Press Releases

Solution to Functus Officio Problem in Modern Arbitration

The New York City Bar Association has propose a solution to the functus officio problem in modern arbitration. Under this doctrine, the report says, “arbitrators lack a clear source of power to correct errors…courts have barred arbitrators from correcting anything in final awards other than clerical, typographical or computational errors.”

According to the report, “The functus officio problem exposes significant shortcomings in the arbitral process: fundamentally, it may compromise the integrity of arbitral awards…[and] it compels otherwise needless resort to the courts to seek redress, with attendant delays, expense and uncertainty.”

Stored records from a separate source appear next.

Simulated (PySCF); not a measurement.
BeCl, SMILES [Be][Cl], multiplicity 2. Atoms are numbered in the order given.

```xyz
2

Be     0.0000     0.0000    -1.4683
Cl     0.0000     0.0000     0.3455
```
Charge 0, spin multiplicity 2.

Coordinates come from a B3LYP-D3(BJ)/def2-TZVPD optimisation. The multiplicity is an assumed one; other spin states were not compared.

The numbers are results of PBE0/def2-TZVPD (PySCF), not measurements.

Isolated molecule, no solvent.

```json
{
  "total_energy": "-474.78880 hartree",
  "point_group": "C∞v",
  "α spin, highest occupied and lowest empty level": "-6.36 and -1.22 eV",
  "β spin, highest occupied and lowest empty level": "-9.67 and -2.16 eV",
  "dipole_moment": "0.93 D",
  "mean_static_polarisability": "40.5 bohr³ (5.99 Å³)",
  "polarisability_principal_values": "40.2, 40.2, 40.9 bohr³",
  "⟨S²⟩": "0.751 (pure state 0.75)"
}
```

The functus officio doctrine is also found in “slip rules” issued by institutional providers of arbitration and contractually adopted by parties. The report proposes that “providers revise their slip rules to permit motions for substantive corrections affecting the outcome in arbitral proceedings in carefully prescribed and limited circumstances.”

The report undertakes a historical survey of the functus officio doctrine; addresses the codification of the doctrine found in the rules of multiple institutional providers of arbitration services as well as in both the Federal Arbitration Act and New York State’s CPLR; discusses and critiques key cases that have addressed the doctrine or related provider rules in recent years; and assesses the many challenges for the arbitral process created by the current application of the doctrine and the provider rules embodying it.